The Oil & Gas industry has been one of the largest industries globally for decades. It would not be incorrect to say, all the other industries are dependent, in some way or the other, on the Oil & Gas Industry. The industry has seen tremendous growth over the years driven by increasing demand due to an increase in global population &drastic improvements in living standards.

In view of the next decades, this pressing demand will only amplify with a shift in the energy resource pool i.e. the form of the resource whose energy we extract!

Oil & Gas in India Today & Tomorrow

India is on a growth spree & is pacing to drop the tag of a “developing nation.” There are large investments in all sectors of the industry with major global players looking to tap this vast market. We are witnessing a rapid upliftment of the previously low-income groups and their lifestyle & spending power is improving and increasing. This translates into an increased demand for energy– to cope with this demand; large investments are currently underway and new investments to the tune of $80 Bn are planned in the next 2 to 3 years. This too may not be enough to meet our projected energy needs with an expected 165% increase in demand by 2040, when we would consume roughly 11% of energy produced globally.

An important & common comparison made is with our close neighbors, China. The petrochemical production, especially steam crackers, can be an indicator of a country’s economy. When compared with China, India has about 10% less population while production of all major petrochemicals & the number of steam crackers in China is 4-fold that in India. The gap is alarming! This comparison is a good metric to estimate the growth potential of India– there is an underlying market waiting to be tapped.

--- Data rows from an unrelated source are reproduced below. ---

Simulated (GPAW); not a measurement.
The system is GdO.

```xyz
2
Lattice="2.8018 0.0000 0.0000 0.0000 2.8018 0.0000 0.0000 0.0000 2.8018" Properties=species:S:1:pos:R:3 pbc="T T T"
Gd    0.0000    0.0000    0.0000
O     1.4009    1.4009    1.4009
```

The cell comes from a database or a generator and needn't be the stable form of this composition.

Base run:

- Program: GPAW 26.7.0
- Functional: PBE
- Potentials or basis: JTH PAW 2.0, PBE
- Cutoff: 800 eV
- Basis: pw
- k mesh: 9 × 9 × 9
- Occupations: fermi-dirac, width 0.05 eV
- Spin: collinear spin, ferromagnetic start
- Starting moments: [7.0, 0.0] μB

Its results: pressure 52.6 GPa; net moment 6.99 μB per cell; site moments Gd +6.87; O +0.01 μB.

The Petroleum Ministry & Oil & Gas giants in the country have mapped the demand-supply deficit with respect to fuels & petrochemicals/chemicals in the near future & are working toward bridging this gap through major expansions among several refineries as well as through new large grassroots refineries &petrochemical complexes in the country. Some of the units being expanded are the IOCL Refinery sites pan India, the grassroots HPCL Rajasthan Refinery Ltd, the mammoth Ratnagitri Refinery & Petrochemical Complex, grassroots CPCL Refinery, expansions in ONGC &OPaL units in parallel to large investments from private players like Reliance Industries Limited, Haldia Petrochemicals Ltd., OPAL, HMEL etc.

The buzz in the air, especially inside younger minds, is the question, “Are renewables replacing the Oil & Gas Industry?”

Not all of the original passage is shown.